Curiosity and Noticing, I think

Curiosity and Noticing, I think

I got a little stuck when I was trying to come up with my plan from the very beginning because I have had a hard time truly parsing out the various influences on my faith and leadership. This is partially because there are pieces of my childhood that feel like a blackhole of memory, and partially because it feels like I was raised with two distinct and separate approaches to faith and relationship under one roof. Similarly, my institution is Catholic, but so often acts more secular. I can tell you in all places that ARC feels very much like it is in the water, but it’s hard to pull out distinct characteristics. 

 

Lindsay gets a shoutout for unlocking an insight that finally helped me write out a plan – she named the ways that she’s started thinking of the absence of DCA as an indicator of the likely presence/influence of ARC. 

 

I think what follows is by no means comprehensive, but it should at least give me a good start and a place from which to dig deeper as I go along. 

 

Faith: first and foremost, I need to spend a lot of time intentionally reflecting. My mom’s approach and the Catholic realm of my upbringing certainly had a large influence, as did my dad’s approach, the Lutheran church and youth group realm, and likely (though harder to put a finger on) the cultural influence of popular media and being raised in the midwest had significant influences as well. I’d like to try to piece apart some of these influences and put a name to them as much as is helpful. I think I had glimpses of/encounters with the possibility of DCA as well in my upbringing, so I’d like to notice and name those as well. One initial influence I’m specifically thinking of diving into is to notice my own reactionary tendencies. I have come to notice that I have had an easier time in some ways rejecting ARC in my own individual faith because of the ways I’m reacting against authoritarian tendencies in my family of origin and I want to get curious about that. 

 

Leadership: I think by the nature of the beast, US higher ed and academia are places that prize certainty, expertise, and “power over.”  I know I benefit from being in the mission-based division of my institution, which allows me to use my voice to invite people into a different way of being, but I don’t know that I always use that in the ways that I would like to. I’ve held relational and subversive leadership roles in my institution for a while, but I have just now been handed a significant leadership role that has institutional power. I am glad to be in JOH at this moment because it has made me realize that I want to seriously engage ways that I (and those around me) rely on ARC-based tactics for leadership and seriously lean into the ways I can move towards DCA work with my team first, and then hopefully move towards that change with those around us. I may consider moving through some of the Common Table with my team if it feels appropriate as we get a little more firm in our team identity. 

 

Institution: This one is still tough for me to get specific with a plan – I constantly have a hard time naming the elements of my context because it feels so complex and multi-faceted. I can already identify ways the influences of ARC show up on a more individual level with things like donors, students, or team members – I’d like to spend more time being curious about this, rather than judgmental. On a bigger level, I’d like to work to take a step back and notice the habits and tendencies of power-wielding, certainty, and hierarchy rather than my default tendencies of accepting them as reality or getting frustrated by them. I think the true ideals of a democratic, covenantal, and abolitionist Christian faith align well with a Jesuit approach to education and spirituality, so I think to work against some of the norms of capitalistic higher education, I will need to get serious about the consistent practice of identifying when ARC tendencies show up. 

 

That…. feels like a lot! I think the sum total of my plan could be named as this: intentionally cultivating the practice of noticing rather than just going along with the way things are and have always been. 

2 comments

  1. Taking time to really notice and identify strands of ARC – especially with your varied background – really does take effort!! I am interested to hear more about how you see and name the authoritative tendencies of your workplace. I just finished the book “After Whiteness” – really eye-opening description of the way power and authority affects all of western education.

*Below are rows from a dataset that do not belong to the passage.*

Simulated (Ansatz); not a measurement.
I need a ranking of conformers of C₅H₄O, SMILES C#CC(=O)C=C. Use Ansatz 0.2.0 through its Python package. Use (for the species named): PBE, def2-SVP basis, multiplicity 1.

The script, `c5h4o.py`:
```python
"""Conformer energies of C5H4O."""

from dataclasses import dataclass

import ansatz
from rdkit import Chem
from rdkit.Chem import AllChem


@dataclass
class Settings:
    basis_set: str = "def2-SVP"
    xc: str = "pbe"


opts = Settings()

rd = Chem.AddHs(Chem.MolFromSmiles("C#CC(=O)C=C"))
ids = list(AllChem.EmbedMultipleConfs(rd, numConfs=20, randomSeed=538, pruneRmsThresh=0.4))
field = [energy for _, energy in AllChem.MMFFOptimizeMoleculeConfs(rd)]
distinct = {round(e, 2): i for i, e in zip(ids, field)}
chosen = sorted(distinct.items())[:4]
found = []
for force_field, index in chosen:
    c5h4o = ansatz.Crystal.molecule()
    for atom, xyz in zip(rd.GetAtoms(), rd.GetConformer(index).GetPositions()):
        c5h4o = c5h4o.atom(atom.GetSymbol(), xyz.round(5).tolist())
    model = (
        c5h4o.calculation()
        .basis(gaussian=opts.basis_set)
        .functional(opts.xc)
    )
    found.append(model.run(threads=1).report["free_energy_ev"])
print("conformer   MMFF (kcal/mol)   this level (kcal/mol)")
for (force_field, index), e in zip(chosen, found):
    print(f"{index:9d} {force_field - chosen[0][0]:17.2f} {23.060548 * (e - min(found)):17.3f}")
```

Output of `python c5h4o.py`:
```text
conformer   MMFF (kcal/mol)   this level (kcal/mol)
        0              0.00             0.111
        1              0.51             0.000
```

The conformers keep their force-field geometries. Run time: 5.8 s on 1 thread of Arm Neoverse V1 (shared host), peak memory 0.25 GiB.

  2. I am really interested to hear what you discover as you get curious about your “own reactionary tendencies.” Your curiosity and willingness to sit in the tension inside yourself and the contexts you live in always inspires me. Keep going!
    I also totally agree that the Jesuit approach to education finds easier alignment with DCA than I experience in the Evangelical approach. I am wondering why this is and what the role of secularism plays there. That’s something I’d like to explore more.